I guess one reason is that my condition in general is improving. It must be showing from the outside, at least the outside bits I allow other people to see. I’ll be back in short sleeves for work tomorrow, so people will spot the ugly half-healed bits on my arms. I hope I don’t put too many people off their lunch.
However, there’s a key word in that last paragraph : “healed”. I’ve not been back to the Doc’s lately, so no drugs to cloud the issue. But it does look like I’ve identified what was initiating the problem (eating too healthily!) and identified treatment (occasional gunk, lots of water and keeping the bad bits clean). When the healing’s going better, that’ll be the time to go back to the Doc’s. I need to confirm what I’m allergic to, which means a test. However, the test won’t give good data if there’s interference from skin irritated from not being fixed yet.
That’s not what I wanted to think about though. I wanted to think about why the pretty ladies all seem to be smiling at me these days 🙂 Perhaps it’s the hat.

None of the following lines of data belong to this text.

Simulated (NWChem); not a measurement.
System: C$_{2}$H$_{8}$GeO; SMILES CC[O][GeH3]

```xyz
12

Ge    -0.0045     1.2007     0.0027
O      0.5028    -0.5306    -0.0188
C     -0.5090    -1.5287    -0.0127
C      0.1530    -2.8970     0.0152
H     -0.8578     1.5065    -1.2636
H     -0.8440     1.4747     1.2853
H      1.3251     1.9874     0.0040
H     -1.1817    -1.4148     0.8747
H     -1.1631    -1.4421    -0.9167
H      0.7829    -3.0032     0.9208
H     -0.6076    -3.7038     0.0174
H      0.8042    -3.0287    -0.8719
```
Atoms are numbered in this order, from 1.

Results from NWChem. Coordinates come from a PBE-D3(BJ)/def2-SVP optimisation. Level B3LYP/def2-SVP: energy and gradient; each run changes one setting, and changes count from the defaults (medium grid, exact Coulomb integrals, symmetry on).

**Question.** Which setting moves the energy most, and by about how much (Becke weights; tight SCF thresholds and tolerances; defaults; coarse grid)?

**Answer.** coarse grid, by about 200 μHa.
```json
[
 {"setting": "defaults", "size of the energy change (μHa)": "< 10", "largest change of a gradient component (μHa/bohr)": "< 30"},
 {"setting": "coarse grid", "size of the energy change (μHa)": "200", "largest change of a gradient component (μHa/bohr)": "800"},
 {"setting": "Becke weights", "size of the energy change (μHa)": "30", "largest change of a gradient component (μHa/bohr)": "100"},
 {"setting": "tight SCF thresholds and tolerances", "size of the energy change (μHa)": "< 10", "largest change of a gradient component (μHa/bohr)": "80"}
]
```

No – I think it’s deeper than that. The skin thing has had it’s own effect on me. I’d go to work, hope I wouldn’t leak too much, I’d go home, I’d hide. Sleep (if I could) and repeat. That pattern turned me into an internal looking shell. Confidence was very low and I thrive and depend on my confidence. I think now that my confidence is returning (job’s feeding me a steady diet of “yep, dun that rite”), it’s starting to show in how I seem to the outside world.
That would be :
Easier smile
Less haunted look
Missing the pain behind the eyes
No zombieplague patches in visible places
Yeah. I’m probably seeming better than average at the moment. I’m still a long way away from being able to play cricket again. Things like some of the messier signs being visible if you know where to look. But – my condition is improving to the point where I can exert less care in managing the condition which in turn means better sleep and all those positive feedback things.
It also helps that I’ve laid to rest a few demons that were plaguing me, although that’s partly about deliberately putting certain things on hold until I get better. Conditions at work are better now too.
I think that’s enough for now.
Getting smiles = great
Getting smiles from beautiful women = pretty awesome
Definitely makes me grin 🙂
PS I suspect it was probably the hat all along.